Three weeks after Microsoft released Office 365 Home Premium, a subscription-based service that gives Macs, PCs and Windows tablets access to the complete set of Office applications, it was discovered that the Redmond company quietly upped the price of single use Office for Mac copies by as much as 17 percent.
First spotted by Computerworld, the new pricing structure puts the outdated Microsoft Office for Mac 2011 in the same tier as its newer PC counterpart, Office 2013 for Windows. Also deprecated from the Mac version are multi-license bundles, meaning those interested in purchasing can now only install the software on one device at a time.

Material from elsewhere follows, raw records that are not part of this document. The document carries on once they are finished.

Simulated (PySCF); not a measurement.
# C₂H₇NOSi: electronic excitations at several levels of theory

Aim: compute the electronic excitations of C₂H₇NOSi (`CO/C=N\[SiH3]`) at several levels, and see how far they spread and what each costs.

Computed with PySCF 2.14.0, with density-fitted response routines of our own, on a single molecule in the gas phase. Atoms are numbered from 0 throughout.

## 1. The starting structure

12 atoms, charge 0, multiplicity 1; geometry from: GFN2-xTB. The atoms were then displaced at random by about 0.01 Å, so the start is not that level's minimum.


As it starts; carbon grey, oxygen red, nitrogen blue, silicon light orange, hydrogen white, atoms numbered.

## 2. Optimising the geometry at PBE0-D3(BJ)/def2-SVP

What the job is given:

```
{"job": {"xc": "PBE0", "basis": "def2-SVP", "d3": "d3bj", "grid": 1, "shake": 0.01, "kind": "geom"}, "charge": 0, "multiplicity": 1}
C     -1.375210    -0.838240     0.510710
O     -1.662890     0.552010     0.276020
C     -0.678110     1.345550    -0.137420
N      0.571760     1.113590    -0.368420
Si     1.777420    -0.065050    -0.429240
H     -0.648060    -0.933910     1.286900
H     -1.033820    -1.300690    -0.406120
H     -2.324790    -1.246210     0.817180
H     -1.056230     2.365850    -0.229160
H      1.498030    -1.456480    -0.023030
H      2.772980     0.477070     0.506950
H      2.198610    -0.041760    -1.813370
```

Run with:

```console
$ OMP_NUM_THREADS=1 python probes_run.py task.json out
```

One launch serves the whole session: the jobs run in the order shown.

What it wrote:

The publication proposes that the change was designed to spur sales of Microsoft's newest Office 365 suite, the "Home Premium" version of which includes a complete set of Office applications that can be installed on up to five Macs, PCs, and Windows tablets. To access the cloud-based solution, users pay a yearly subscription of $99.99. Student pricing comes in at a substantially cheaper $79.99 for a four-year subscription to Office 365 University.
Microsoft now charges $140 for the single-license Office for Mac Home & Student and $220 for Office for Mac Home & Business, a respective 17 percent and 10 percent price hike from the previous $120 and $200 price points.
As for the now-extinct multi-license packages, the company once offered a three-license bundle of Office for Mac Home & Student for $150 and a two-license set of Office for Mac Home & Business for $250. Using the new pricing scheme, it would cost $420 to buy three separate licenses of Home & Student and $440 for two Home & Business licenses, representing 180 percent and 76 percent increases from the erstwhile bundles, respectively.
While Microsoft and Apple's respective online stores now reflect the higher prices, Office for Mac 2011 can still be found at the older pricing in both single- and multi-license versions from online retailers like Amazon.
71 Comments
I hold my nose when I'm forced to open my current version (2008?) and I'll never upgrade to another version.
…it was discovered that the Redmond company quietly upped the price of single use Office for Mac copies by as much as 17 percent.
"What're you gonna do about it? Buy iWork?!"
*six months later*
"Sir, they bought iWork."
"…oh."
Perhaps being one step behind all your competitors isn't such a big deal after all. They can simply raise their prices and... well, period.
Apple should make iWork more complete, and functional to compete with Office Suite, which gets buggier with every release. OpenOffice is not a real competitor for MS Office. Best bet for Apple might be to make iWork or Pages and Numbers (and Bento/Filemaker) open source and let developers have at it, so these applications can be made real competitors. Apache has shown such a process can work quite well.
Apple could really put the hammer down if they released new updated versions of Safari and iWork for Mac and Windows. Millions of iDevices... Another MS cash cow that can easily bit the dust.
But Apple isn't doing it... Sometimes they seem so retarded. Oh well, they can't be perfect, right? They could just recruit more programmers and focus even more on software. I want an upgrade cycle of at least 7 years for my 13" Air 2011, software plays a big part. C'mon Apple.